Here's the argument.  If human beings are basically good, then logically, we must blame our family, blame society, blame our race, blame our nationality, blame our environment, when we choose to do bad things.   We are not really personally responsible.   If people are basically good, then you don’t have to teach children morality and respecting authority and obeying the rules, about not cheating and lying and stealing.  Why?  As they grow they will naturally by their nature become good persons.   If people are basically good, they don’t need rules and laws to control their behavior, they will naturally by their nature follow the rules and be good citizens.  If human nature is basically good, we don't need the Bible or God or Jesus, because our nature will direct us to always do the right thing.

But if we are born sinners, we human beings need help, we really need to learn and internalize this elemental teaching of Jesus.  “In everything do to others as you would have them do to you; for this is the law and the prophets.”   A modern day interpreter put it this way:  “Treat other people exactly as you would like to be treated by them.”  We of course know this as the Golden Rule.  Just imagine what a different world we would live in if everyone followed this single profound rule.

The Golden Rule was not original to Jesus.  A Gentile asked a first century Rabbi, Rabbi Shammai, to teach him the whole law while standing on one foot.  Rabbi Shammai replied:  “Do not do to others what you would not have others do to you.”  The man was so impressed that he asked to become a student of the Rabbi.  Other Rabbi’s in Jesus’ day taught:  “Whatever is hateful to you, don’t do to your neighbor.

The Jewish rule was stated in the negative.  Jesus re-stated this rule in the positive.  This was Jesus’ original contribution.  The old rule is basically passive, “don’t do this, don't do that.”  Jesus’ rule is active, “do this, do that.”  In other words, the old rule can be kept by not hurting another human being.  Jesus’ moral ethic summons his followers to be active; to take the initiative, to be pro-active, to do something positive toward others.

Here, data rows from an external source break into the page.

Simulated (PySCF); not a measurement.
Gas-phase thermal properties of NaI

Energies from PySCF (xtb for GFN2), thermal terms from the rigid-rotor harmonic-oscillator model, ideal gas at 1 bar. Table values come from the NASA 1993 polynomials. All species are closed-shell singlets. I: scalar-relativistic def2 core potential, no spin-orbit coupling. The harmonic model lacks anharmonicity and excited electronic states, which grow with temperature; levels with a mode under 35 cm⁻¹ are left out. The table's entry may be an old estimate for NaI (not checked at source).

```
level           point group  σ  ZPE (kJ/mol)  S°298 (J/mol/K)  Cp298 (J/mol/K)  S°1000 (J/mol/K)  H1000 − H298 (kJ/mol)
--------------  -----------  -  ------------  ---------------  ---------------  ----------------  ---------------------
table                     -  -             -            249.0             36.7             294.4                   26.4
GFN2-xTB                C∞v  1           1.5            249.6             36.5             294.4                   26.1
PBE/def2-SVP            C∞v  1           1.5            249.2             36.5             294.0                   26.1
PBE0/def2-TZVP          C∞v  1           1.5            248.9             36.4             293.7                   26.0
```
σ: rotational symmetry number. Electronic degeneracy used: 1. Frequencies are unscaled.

Yes, both perspectives are essential in the moral life.  Both the positive and negative have merit.  They constitute the Judeo/Christian ethic.  We think of the 10 Commandments for example – don’t steal, don’t murder, don’t commit adultery, don’t bear false witness.   And now comes Jesus rule – do unto others. These are two biblical perspectives on goodness, on righteousness.   They both are saying – God created us to be good and Jesus teaches you to be good, to do good, to be righteous in your life.

Radio talk show host Dennis Praeger, a practicing Jew, said:  “A lot of people feel that if you don’t rob or don’t kill you are a good person.  That’s not true.  If you don’t rob and you don’t kill you’re not a good person, you’re just not a criminal.  In order to be a good person, you have to do something positive.”  Do you agree?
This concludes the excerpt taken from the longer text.